USDA has taken another look at the 2010 Upland cotton crop and deemed it just a little bit better than it was one month ago.
According to the newly released October 8 USDA Crop Production Report, U.S. Upland cotton production is forecast at 18.375 million bales, up 35,000 bales from the September 10 report.
At the state level, Texas led the way on the increases with the 2010 crop climbing 100,000 bales to 8.9 million.
Breaking down the Texas numbers shows that 90,000 more bales are expected to come from the High Plains and crop reporting district 1-S, although that number is slightly offset by a 10,000 bale reduction in district 1-N production.
The extra 80,000 net bales push the High Plains production forecast to 6.16 million bales for 2010. If realized, that figure would best the 2005 crop's High Plains production record of 5.627 million bales by almost half a million bales.
Changing district yield forecasts contributed to the differences in the estimated production on the High Plains. The 10,000 bale decline that brought the district 1-N estimate down to 1.67 million bales was created by a modest six pound decrease in the forecast yield.
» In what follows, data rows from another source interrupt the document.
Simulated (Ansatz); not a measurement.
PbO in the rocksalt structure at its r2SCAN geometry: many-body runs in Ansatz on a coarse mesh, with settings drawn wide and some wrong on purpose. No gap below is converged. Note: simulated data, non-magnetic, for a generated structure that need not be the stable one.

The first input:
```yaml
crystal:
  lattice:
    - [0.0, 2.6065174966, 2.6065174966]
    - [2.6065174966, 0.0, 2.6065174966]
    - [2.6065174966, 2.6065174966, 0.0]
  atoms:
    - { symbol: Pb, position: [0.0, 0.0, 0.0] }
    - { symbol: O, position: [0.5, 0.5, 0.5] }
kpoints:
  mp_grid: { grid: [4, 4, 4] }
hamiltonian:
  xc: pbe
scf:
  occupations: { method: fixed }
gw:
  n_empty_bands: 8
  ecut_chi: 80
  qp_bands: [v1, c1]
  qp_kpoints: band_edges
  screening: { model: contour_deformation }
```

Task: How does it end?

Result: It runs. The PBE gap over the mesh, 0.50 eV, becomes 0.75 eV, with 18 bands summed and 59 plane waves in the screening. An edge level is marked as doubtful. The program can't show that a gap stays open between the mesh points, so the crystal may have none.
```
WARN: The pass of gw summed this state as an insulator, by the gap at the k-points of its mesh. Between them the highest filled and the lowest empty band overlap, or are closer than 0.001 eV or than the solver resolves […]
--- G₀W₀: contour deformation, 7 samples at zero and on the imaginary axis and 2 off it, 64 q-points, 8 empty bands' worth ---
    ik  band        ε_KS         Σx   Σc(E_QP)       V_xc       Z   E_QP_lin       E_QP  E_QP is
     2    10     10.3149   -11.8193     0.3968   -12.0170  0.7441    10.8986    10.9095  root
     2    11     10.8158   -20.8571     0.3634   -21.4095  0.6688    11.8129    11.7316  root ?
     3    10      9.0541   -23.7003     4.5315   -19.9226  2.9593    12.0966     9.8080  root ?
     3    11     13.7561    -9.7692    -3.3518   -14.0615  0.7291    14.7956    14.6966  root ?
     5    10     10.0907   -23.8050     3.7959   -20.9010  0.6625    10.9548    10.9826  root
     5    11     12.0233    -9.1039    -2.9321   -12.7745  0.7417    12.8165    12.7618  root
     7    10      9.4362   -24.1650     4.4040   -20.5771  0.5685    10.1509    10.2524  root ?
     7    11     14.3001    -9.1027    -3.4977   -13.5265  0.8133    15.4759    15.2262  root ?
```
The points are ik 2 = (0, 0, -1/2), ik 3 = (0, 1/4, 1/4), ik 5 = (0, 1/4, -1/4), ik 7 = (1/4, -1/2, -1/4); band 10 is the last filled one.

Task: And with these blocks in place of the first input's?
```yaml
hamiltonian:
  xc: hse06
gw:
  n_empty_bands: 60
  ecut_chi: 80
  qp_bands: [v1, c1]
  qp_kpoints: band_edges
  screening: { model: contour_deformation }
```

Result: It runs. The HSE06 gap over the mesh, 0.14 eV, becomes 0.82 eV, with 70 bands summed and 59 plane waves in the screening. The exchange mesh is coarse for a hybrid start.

On the positive side, yields in district 1-S were raised 15 pounds, to 759 pounds per acre, which increased estimated production in that district to 4.49 million bales.
As was noted last week the High Plains harvest is getting off to a very good start. Early returns, which have been heavily weighted to the dryland side so far, are looking good as reports from the field indicate strong yields coming from both dryland and irrigated cotton and everything getting solid quality readings.